Family farm more than pipe dream for Johnson
BELLE MEAD — Dale Johnson is the fifth generation working on his family’s Bridgepoint Run Farm and though he works off the farm as well, he bristles at anyone who calls him a hobby farmer.
“That really grinds my gears,” Johnson said. “It’s not a hobby, it’s essentially a second career.
“It’s a second job. A lot of times it takes over your other job.”
Johnson and family members manage about 500 acres, much of it for hay, but also have a grass-fed beef herd and grow produce for retail sale at their roadside stand.
Johnson took on more responsibility at the farm in 2015, a year after graduating from Penn State University.
He worked for an agriculture supply company for that year and said he enjoyed the work but his heart was back on the farm.

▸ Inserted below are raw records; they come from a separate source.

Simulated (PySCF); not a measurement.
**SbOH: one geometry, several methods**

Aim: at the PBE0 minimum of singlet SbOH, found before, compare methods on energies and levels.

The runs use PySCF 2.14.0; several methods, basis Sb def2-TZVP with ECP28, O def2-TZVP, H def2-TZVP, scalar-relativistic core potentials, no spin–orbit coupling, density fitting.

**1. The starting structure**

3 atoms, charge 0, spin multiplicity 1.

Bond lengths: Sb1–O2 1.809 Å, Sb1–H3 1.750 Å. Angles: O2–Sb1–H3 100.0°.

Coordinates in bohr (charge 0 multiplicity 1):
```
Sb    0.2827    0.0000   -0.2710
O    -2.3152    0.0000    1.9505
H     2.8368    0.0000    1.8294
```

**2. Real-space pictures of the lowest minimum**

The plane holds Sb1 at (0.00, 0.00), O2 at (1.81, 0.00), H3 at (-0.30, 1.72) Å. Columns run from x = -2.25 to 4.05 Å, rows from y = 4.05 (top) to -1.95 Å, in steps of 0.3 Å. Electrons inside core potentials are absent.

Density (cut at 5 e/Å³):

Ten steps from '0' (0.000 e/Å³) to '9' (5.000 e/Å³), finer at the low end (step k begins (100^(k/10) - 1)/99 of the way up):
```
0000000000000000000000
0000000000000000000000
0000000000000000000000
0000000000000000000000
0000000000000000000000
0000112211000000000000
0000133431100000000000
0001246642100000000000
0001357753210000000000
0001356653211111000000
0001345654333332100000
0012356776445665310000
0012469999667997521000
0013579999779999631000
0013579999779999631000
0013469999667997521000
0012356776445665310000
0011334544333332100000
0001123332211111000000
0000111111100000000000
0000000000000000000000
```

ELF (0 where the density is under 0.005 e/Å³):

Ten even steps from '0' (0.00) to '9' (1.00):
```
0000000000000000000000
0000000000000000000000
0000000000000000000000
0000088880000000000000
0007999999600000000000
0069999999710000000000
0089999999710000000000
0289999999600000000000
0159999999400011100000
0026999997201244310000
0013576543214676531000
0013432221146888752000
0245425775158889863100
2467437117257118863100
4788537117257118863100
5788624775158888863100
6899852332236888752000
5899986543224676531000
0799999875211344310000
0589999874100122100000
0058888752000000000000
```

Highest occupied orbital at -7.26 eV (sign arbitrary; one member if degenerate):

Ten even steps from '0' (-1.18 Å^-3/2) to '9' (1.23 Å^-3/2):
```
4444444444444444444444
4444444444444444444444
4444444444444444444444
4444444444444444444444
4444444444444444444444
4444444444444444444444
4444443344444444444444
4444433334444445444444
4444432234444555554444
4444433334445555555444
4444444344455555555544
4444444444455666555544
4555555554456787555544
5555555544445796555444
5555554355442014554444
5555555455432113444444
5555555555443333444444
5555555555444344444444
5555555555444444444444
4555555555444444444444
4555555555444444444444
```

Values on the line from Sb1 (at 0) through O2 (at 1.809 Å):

“I couldn’t picture myself anywhere else but our farm,” he said. “I’ve always enjoyed it.”
Along with farming, he began working with his father, John Johnson Jr., doing plumbing work in the winter months.
Dale recently started the five-year process to be certified as a Master Plumber.
The off-farm work allows him some flexibility to keep the farm going and help in managing the risk farmers face each year growing crops and raising livestock.
It’s something the family has done for generations as Dale’s grandfather and great-grandfather managed a bus company for the local public schools and his father’s work as a plumber.
“They all understand, they had off-farm jobs.”
The farm had dairy cows until the 1970s when it transitioned to raising beef, grain, sweet corn and tomatoes. Tremendous deer pressure has made growing corn and soybeans virtually impossible on the farm so Dale shifted again to rotational grazing for the beef cattle.
Dale said it’s not uncommon to see 80 to 90 deer in the alfalfa field at certain times of the year.
“No. 1, it’s tough to grow corn here,” he said. “No. 2, it’s going where the market is. Everyone want’s grass fed.”
With many residents in his area weary about getting a half of quarter of beef at one time, he said they’ve had their most success selling 20-pound and 40-pound sampler packs to customers and also sell beef to some area restaurants and the Hillsboro Farm Country Market.
Deer forced him to put up a fence around his vegetable field as well, in order to have crops to keep the roadside wagon stand stocked all summer long.
The wagon began with Dale’s grandmother selling tomatoes and homemade tomato sauce and juice.
Operating with a cash box and the honor system, it’s one of the farm’s calling cards.
“People like the wagon. It’s kind of a niche in that it’s something you’d see back in the ’70s. It’s got it’s own little charm.”
The family expanded the wagon with more produce in the 1990s and Dale incorporated growing in high tunnel greenhouses when he came back.
“I love the high tunnels,” he said. “ If I could put up another 10 of those I would.”
The tunnels have helped Dale implement his “no spray” philosophy on his vegetable growing.
He’s used chemicals in the past and sprays wheat and hay fields when it’s needed, but made the decision to manage the vegetables differently.
“For the most part, people have accepted that,” he said. “You know what you’re getting. It’s certainly put a dent in the efficiency so I just plant a little more and accept some of the loss.”
He tries to avoid using commercial fertilizer on the vegetables as well, opting for cover crops and manure from the beef herd.
“I’m trying to keep a closed loop system for the most part,” he said. “The manure pretty much feeds the vegetables through the season.”
It’s been a closed loop, more or less, regarding workers on the farm as well, relying almost entirely on family members to get jobs done.
Situated in an affluent part of the county and just a short drive from Princeton University, he has a lot of nearby customers who want his products but Dale said it’s been challenging to find local help willing to work on the farm, even to sit at the wagon stand and sell the produce.
“I’ve had a couple nice kids work here but it’s been tough,” he said.
Still, Dale said he sees room to expand the farm “where we could still handle it;” growing the beef herd and adding more high tunnels for vegetables.
With the challenges he faces, one thing he doesn’t worry about is loosing the farm to further development in the county. Dale’s grandfather, John Johnson Sr., entered the farm into state’s Farmland Preservation program in 2008.
“It’s helped us to keep the farm going,” Dale said.